Moto Hagio’s A Drunken Dream and Other Stories

Moto Hagio’s A Drunken Dream and Other Stories
by Moto Hagio
Fantagraphics, 2010

A luxurious collection of Moto Hagio’s influential comics, with a brief essay about the Magnificent Forty-Niners, the group of Japanese women cartoonists who gave the marginalised shojo format a kick in the pants in the ’70s, and a long interview with the artist by “shojo manga evangelist” and translator Matt Thorn.

Although Hagio is famous in Japan for her epic shonen-ai, little of this work is available in translation, so this collection is a valuable sampler of her long career, a compilation of short stories from 1970 to 2007 which feature her innovative panel layouts and expressive characters, and include many of her favourite themes, such as sibling rivalry, postnatal depression and ghosts.

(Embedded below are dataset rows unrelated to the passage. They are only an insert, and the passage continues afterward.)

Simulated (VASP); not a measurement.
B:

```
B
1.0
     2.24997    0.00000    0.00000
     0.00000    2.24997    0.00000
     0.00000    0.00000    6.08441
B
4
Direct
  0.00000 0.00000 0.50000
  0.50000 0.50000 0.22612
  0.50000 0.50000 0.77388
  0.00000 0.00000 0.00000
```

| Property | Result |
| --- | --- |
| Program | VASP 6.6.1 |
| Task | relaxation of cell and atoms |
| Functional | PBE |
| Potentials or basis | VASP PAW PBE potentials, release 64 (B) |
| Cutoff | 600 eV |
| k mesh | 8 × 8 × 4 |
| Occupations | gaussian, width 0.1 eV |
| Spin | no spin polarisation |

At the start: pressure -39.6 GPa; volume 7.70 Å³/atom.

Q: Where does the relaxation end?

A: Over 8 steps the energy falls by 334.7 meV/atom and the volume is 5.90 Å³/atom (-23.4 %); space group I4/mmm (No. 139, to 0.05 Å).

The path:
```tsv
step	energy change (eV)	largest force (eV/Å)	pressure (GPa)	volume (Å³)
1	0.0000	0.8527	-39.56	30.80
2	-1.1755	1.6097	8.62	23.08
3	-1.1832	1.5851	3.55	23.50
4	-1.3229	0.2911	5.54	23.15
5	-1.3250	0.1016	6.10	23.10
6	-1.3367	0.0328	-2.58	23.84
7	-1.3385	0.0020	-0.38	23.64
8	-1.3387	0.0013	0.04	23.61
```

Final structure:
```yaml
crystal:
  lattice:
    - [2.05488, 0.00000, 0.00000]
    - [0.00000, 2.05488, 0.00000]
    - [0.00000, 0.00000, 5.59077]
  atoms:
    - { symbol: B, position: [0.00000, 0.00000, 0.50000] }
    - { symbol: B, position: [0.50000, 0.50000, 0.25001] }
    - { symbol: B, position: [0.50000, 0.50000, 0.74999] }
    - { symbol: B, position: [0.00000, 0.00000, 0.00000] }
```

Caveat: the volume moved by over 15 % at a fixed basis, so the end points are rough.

Some of these are combined in Iguana Girl, a poignant fairytale satire about an iguana princess who has turned human to win the love of a human man. Unfortunately she can’t stand the sight of their firstborn daughter, a bright and sensitive iguana who everyone else perceives as being human. To make things worse, Iguana Girl’s little sister is an empty-headed blonde cherub who receives all the love. There’s also the title story, a sci-fi-fantasy-romance about love throughout the ages which is a superior version of The Fountain.

This is yet another beautiful book-as-object-of-desire with a ridiculous gold-ink cover (ooh, shiny!) and a rather breathless blurb on the back, announcing it as “the debut release in Fantagraphics Books’ ambitious manga line of graphic novels”. Oh Fantagraphics, you do spoil us so.